Typhoon Tembin entered the East Sea, known internationally as the South China Sea, late Saturday and became the 16th tropical storm to hit the waters this year.
“16 is a record number of storms to enter the East Sea in a year,” said Hoang Duc Cuong, director of the National Center for Hydrometeorological Forecasting.
According to both national and international forecasts, Typhoon Tembin will be at its strongest when it hits the Spratly Islands on Sunday afternoon, with wind speeds over 130kph (81mph).

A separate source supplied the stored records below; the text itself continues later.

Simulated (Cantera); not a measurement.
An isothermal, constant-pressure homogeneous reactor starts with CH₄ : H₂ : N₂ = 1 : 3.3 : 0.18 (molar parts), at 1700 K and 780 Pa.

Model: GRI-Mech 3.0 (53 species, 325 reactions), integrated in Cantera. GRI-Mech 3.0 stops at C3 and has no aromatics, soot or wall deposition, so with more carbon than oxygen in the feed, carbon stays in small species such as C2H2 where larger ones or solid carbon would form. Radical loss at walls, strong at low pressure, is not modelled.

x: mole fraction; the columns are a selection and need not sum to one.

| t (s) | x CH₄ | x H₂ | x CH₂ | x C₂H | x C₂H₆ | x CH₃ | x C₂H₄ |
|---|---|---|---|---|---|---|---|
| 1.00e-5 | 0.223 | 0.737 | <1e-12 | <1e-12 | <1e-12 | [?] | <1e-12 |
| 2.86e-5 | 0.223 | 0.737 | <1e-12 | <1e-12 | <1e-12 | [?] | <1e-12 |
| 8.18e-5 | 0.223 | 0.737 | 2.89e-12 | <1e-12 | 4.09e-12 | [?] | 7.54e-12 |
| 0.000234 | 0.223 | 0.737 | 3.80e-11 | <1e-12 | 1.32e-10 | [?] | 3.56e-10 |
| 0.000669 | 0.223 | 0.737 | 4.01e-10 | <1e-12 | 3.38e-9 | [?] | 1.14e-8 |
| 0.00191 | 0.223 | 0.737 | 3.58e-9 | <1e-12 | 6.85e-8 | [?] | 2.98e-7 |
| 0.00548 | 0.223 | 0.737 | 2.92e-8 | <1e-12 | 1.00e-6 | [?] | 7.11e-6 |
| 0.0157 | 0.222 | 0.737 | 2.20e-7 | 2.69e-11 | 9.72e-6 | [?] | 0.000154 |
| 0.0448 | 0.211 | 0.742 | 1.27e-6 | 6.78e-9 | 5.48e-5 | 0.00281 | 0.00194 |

The storm is approaching southern Vietnam at a speed of 25kph, and is forecast to hit provinces from Ba Ria – Vung Tau to Ca Mau carrying winds of around 90kph late night, December 25.
“After entering Ca Mau Province, the storm will hit western Vietnamese waters with wind speeds remaining unchanged,” Cuong added.
Provinces and towns including Ba Ria – Vung Tau, Tien Giang, Ben Tre, Tra Vinh, Soc Trang, Bac Lieu, Ca Mai, Kien Giang and HCMC are preparing for mass evacuations, after Tembin ravaged through the Philippines, killing at least 182 people.
The changes in the storm’s direction can have major impacts on the most vulnerable areas, said Hoang Van Thang, deputy minister of the Ministry of Agriculture and Rural Development.
The western coast includes populous areas like Phu Quoc and Nam Du islands, which are heavily reliant on fishing and vulnerable to landslides.
Thang also ordered local authorities to forcefully evacuate communities living in boats and makeshift houses in the Mekong Delta.
“We can consider material damages after the typhoon passes, but we must not allow any human casualties due to late evacuation,” Thang added.
Typhoon Tembin is changing its direction and heading towards Ca Mau. Source: National Committee for Search and Rescue
Southern Vietnam is rarely hit by stormy weather, but the memory of Typhoon Linda, which struck 20 years ago leaving more than 3,000 people dead or missing, lingers on. The storm is considered one of the worst disasters to hit Vietnam in the past century.
Tran Quang Hoai, director of the National Department of Natural Disasters Prevention and Control, said the region’s lack of experience will increase risks with the coming typhoon.
Hoai said there could be a similar scenario to Typhoon Damrey, which hit the usually gentle Nha Trang in the central coast and its neighbors in November, leaving 108 people dead or missing and causing $1 billion in damage. Officials have blamed the heavy destruction on the near-total lack of experience and preparation.
Flooding and storms left 390 people dead or missing in Vietnam in the first 11 months of the year, and caused damage worth around VND52.2 trillion ($2.34 billion), according to the General Statistics Office.
The toll surpassed last year’s losses, when disasters killed 264 people and caused nearly VND40 trillion ($1.75 billion) in damage.